Continue pre-training Greek BERT with domain specific dataset

Hello,

I want to further pre-train Greek BERT in a domain specific dataset and the library provides scripts for this. There is also a BERT model, BertForPreTraining, which has a head for masked language modeling and a head for next sentence prediction.

Can this model be used for continuing pre-training as well?
If it can should I use the script or the model?

Hi,

Yes the script is only for masked language modeling (MLM), so you would have to modify this script if you want to also perform next sentence prediction.

But what you could do is the following:

  1. First use the run_mlm.py script to continue pre-training Greek BERT on your domain specific dataset for masked language modeling.
  2. Define a BertForPreTraining model (which includes both the masked language modeling head as well as a sequence classification head), load in the weights of the model that you trained in step 1, and then train on the next sentence prediction task.
1 Like

@nielsr thank you for your reply.

So if I get it right, you suggest to prefer the script for the MLM task. My downstream task is NER, and I have a second (smaller) annotated dataset to subsequently fine-tune the model. Since my downstream task is NER, I don’t think that I need to also pre-train the model on the NSP task.

p.s. Could you explain briefly why prefer the script over the BertForPreTraining model for MLM?

If you only want to perform MLM, then you don’t need to use BertForPreTraining, you only need BertForMaskedLM. The script is very easy to use as you only need to specify your text files and it runs!

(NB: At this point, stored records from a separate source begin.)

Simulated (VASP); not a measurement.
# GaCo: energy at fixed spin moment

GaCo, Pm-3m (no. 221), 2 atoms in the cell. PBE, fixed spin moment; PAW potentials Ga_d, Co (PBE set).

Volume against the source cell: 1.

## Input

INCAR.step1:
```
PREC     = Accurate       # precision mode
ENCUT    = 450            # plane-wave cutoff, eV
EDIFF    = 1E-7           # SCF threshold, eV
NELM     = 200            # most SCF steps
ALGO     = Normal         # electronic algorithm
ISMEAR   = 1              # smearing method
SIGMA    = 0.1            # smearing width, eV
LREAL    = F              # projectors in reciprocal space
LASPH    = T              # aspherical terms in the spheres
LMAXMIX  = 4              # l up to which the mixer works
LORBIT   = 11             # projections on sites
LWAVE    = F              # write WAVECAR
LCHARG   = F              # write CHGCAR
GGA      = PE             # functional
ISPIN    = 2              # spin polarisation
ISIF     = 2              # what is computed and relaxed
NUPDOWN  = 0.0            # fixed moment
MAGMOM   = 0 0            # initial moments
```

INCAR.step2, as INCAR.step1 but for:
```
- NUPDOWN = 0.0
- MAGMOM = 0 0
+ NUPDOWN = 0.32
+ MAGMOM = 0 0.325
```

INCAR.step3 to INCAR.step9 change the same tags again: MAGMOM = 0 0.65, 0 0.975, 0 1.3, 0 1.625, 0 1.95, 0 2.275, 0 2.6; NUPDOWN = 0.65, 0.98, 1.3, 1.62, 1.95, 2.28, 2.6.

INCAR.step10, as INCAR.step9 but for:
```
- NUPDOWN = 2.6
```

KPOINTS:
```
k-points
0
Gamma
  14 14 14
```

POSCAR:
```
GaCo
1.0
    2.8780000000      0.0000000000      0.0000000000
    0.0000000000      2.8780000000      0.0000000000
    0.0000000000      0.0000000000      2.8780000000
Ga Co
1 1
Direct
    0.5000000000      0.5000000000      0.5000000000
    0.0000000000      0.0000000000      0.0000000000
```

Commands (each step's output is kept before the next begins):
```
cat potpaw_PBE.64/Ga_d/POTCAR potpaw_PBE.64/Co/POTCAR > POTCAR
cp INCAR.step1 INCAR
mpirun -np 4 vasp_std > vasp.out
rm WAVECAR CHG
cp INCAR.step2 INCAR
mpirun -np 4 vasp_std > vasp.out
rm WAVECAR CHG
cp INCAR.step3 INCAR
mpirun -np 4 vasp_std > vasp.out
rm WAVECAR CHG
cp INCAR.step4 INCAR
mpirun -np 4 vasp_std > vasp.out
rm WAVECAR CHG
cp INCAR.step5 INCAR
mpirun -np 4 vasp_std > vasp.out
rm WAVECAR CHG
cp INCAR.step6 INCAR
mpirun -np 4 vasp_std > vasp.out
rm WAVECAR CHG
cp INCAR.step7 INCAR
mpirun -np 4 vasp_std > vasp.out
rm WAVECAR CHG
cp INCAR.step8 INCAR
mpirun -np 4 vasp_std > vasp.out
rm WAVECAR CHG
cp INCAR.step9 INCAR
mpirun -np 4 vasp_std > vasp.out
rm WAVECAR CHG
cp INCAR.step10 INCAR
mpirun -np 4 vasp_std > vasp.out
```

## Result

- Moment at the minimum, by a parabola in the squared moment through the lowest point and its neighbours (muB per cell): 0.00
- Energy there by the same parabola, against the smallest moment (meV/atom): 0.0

In your case, this will look something like:

python run_mlm.py \
    --model_name_or_path nlpaueb/bert-base-greek-uncased-v1 \
    --train_file path_to_train_file \
    --validation_file path_to_validation_file \
    --do_train \
    --do_eval \
    --output_dir /tmp/test-mlm

Of course, a script is a bit like a blackbox in the sense that you don’t know the details about how training is happening exactly, but it’s much faster than writing a script or notebook yourself.

You are right @nielsr, I tested the script and it works.

I saw that the script uses as you suggested, AutoModelForMaskedLM and I assume that it implements the algorithm that Devlin used to train BERT. The script takes also parameters, which makes is less black box.

You have been very helpful.

2 Likes

Hey hf4nlp, I’m currently stuck with a problem similar to yours. I want to further pre-train a BERT model with domain-specific data (cooking-domain), and then fine-tune it to do a specific downstream task. Is there a chance that you post a link to your Github repository (if there is one)?

1 Like

Hello @PaschiSt, sorry for my late reply.

Unfortunately, I don’t have a repo for that, and I didn’t manage to collect the data I planed for continue the pre-training.

But I remember that, as I mentioned in the previous comment, the script run successfully. So, if you follow the detailed description of the scripts’ page, and you give the input data to the script accordingly (if I remember a text per line), you won’t have a problem with the pre-training.

Hope that this helped somehow.